The Greek government has sent its proposals to the troika in order to complete the latest review, with a response expected early on Monday.
The measures are thought to include:
- Increase the VAT in tourism (overnight stays) from 6.5% to 11% or 13%
- Increase the minimum years of insurance from 15 to 20 years (for those born in 1975 onwards)
- Abolish all pensions granted to those aged 62 and under.
- This measure will gradually come into effect in 2019.
- Freeze pensions for 2016 and 2017.
- Introduce stricter criteria for the social solidarity benefit for pensioners (“EKAS”) in order to reduce the overall cost by 80 million euros.
- Reduce the basic wages for the public sector to 648 euros as of January 1st 2015, while gradually reducing overtime, travel expenses etc.
The package of new measures does not include any changes to the “100 installment” debt settlement which the coalition government recently unrolled, to which the troika has objected. The IMF in particular has been pressuring for the introduction of income and asset criteria, in order to narrow the scope of beneficiaries.

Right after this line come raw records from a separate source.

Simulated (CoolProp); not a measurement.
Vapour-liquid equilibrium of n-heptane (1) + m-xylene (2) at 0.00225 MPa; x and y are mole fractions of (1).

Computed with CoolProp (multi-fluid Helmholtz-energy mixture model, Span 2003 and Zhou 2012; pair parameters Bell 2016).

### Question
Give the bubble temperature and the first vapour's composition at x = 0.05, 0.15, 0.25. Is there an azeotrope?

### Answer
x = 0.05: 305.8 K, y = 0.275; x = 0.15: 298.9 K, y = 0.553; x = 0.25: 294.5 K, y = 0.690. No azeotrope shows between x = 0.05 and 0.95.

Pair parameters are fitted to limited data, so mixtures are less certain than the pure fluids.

Furthermore, a high-ranking Eurozone official, thought to be German Finance Minister Schäuble, told Spiegel that Greece is not ready to leave the bailout program and that the 100 installments provision was for tax evaders and not tax payers.
The Minister of Finances Gikas Hardouvelis [pictured] told the Agora newspaper that “the government’s strategy is to discuss until a final agreement is reached with our partners and creditors” and was confident of the outcome of negotiations. Sources from the Ministry stress that an agreement with the troika will be made within the week.